The production setup serves @ about 500 hits/sec which is over 1.5M per hour and was the design target. I wouldn't have been able to get the design target if I had not modified the access hook processing.

CMcC Can I have your performance abuser, to repeat your tests?

DG It was iocpsock using the http package setting a ?protocol handler?. I forget exactly what I did, but used the -command option to enable async mode and within time counted up the connects, then down for the completes to zero for done. As a client, iocpsock works best on WinXP. If you want, I'll rewrite it? I don't think I saved it... At least not here. I'll need to look.

Status: gathering data.

Better xml support edit

When using direct url to return xml there is a problem with returning type text/xml.

getting xml from Microsoft.XMLHTTP the server does not know how to handle content-type text/xml. resolution: change ncgi package proc ::ncgi::nvlist adding to the switch command text/xml

Status: AFAIK, this was fixed in tcllib, see [3]

Clean the tree edit

[AL] : I use the current released tclhttpd (3.4.2). And the basic tree is messy. Why htdocs and htdoc2 ? Where is the real documentation doc htdocs htdocs_2 ? Please clean it all. There is also a far cry for documentation. I had to look in the code to really know how to use upload in my programs. A clear simple set of man pages would be really useful.
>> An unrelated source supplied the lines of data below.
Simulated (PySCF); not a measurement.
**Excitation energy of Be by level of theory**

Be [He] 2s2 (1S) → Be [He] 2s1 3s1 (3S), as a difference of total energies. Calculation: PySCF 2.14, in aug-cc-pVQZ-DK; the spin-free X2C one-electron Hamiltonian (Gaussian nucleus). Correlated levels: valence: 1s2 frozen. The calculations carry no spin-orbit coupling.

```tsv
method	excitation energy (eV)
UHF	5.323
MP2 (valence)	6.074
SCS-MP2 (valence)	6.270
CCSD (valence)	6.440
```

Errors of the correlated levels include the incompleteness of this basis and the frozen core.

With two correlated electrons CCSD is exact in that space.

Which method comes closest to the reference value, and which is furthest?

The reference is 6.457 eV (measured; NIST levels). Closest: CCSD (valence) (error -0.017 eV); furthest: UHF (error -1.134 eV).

WJR - You should download the latest version (3.5.1), a very nice set of man pages is now available. In addition, the latest version has several sample applications that may help your development.

[AL] : It would be also very nice to have some kind of "trivial" tclhttpd with very few functions and a lightweight code and size, without snmp, without ttml, without all but the basic functions (post and get, cookies, file upload).

WJR - I believe there's an existing discussion about this (see minimal TclHttpd).

CMcC - The current released version of Tclhttpd is 3.5.1 - there's a lot more documentaton.

Direct Wikit support edit

CMcC - Wikit vfs will be adapted to allow a Wikit to be directly mounted under /htdocs, with all expected Wikit functionality.

Status: several working versions under construction (20040613)

CGI support in the Starkit Version edit

phk 2004-06-25 - Is there any chance to use cgi within the Starkit? (you may ask why... well, a Starkit/-pack could be used for a nice small demo without the need of an installation)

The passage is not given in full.